Earlier this week, an anonymously-mailed package arrived at the American Experiment office. It was addressed to Bill Glahn, an American Experiment employee who has probably done more than anyone else to delve into the intricacies of the Feeding Our Future scandal. Regular Power Line readers may recall that more than $250 million was stolen brazenly by fraudsters operating under the umbrella of the nonprofit Feeding Our Future and two other entities. More than 40 individuals have been indicted, including the principals of Feeding Our Future, who allegedly received large kickbacks in return for facilitating the fraud. The money was stolen from a federal program intended to provide free meals to poor children; the program was administered by Minnesota’s Department of Education.
So what was in the package? An anonymous cover letter that presumably came from someone associated with the now-defunct Feeding Our Future, and copies of emails exchanged in August 2021 among Feeding Our Future’s founder and its lawyer on one hand, and representatives of the Minnesota Department of Education and Minnesota’s Attorney General’s office on the other.
What do the emails show? Feeding Our Future told the Department of Education that it suspected fraud on the part of one of the organizations participating in the free food program, House of Refuge. FoF wrote, rather implausibly, that this was the first indication of fraud in the program that had come to its attention, and asked for guidance from the Department.
Bill Glahn has written a post on the mysterious envelope that includes a link to all of the emails. The post’s title–“Even Feeding Our Future tried to warn state officials about fraud”–sums it up well. Minnesota’s Department of Education and Attorney General’s office essentially blew off Feeding Our Future’s concerns. They couldn’t be bothered, apparently. At one point, a Department of Education employee wrote, “MDE takes no position if fraud has taken place.”
It is quite remarkable: the principals of Feeding Our Future are presumed to be on their way to the penitentiary, but even they showed more concern about millions in stolen money than Minnesota’s Department of Education and Attorney General’s office.

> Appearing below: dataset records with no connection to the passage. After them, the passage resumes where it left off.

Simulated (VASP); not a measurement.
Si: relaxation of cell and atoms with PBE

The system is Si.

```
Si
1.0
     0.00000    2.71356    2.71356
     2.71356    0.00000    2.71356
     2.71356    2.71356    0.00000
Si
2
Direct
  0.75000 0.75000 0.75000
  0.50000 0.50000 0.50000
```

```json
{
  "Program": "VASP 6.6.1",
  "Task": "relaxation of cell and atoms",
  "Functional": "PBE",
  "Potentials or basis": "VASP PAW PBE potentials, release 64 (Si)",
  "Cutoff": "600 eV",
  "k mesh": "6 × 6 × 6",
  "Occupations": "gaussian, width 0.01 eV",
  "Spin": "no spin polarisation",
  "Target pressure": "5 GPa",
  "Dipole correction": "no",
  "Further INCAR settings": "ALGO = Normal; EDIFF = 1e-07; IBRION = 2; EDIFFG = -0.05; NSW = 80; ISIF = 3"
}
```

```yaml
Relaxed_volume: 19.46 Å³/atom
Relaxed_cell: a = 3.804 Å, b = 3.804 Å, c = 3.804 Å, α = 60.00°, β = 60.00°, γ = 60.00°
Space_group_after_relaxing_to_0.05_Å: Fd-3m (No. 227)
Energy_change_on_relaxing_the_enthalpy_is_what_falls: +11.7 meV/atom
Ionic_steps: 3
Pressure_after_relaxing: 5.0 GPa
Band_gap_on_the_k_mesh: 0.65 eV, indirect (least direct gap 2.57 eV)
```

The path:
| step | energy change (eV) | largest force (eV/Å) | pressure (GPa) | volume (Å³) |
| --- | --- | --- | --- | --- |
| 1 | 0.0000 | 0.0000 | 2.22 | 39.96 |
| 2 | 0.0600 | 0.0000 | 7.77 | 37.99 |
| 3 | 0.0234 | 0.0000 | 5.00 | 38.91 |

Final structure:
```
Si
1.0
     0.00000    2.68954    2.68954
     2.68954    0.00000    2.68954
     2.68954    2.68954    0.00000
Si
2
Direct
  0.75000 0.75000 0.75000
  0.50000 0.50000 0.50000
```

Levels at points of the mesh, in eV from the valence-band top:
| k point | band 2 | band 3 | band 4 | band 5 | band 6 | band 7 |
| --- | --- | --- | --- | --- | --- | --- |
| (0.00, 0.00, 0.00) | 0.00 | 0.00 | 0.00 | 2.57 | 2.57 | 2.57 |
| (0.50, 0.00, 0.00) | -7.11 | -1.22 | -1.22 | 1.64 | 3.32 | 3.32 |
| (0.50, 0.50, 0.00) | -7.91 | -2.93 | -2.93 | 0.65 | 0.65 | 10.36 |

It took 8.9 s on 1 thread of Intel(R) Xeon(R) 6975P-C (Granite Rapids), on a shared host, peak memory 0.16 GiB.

In this year’s election, both Governor Tim Walz, who oversees the Department of Education, and Keith Ellison, our attorney general, have struggled to deal with the Feeding Our Future scandal, the worst of its kind in Minnesota’s history. They both have claimed that their respective agencies did a terrific job, and it is a feather in their caps that the fraud was stopped after only $250 million (and counting, more indictments are waiting in the wings) was stolen.
That is, let’s just say, a tough sell. And it gets even tougher when the people who have been indicted were tugging on the lapels of Walz’s and Ellison’s employees to report a fraud, and couldn’t get the time of day.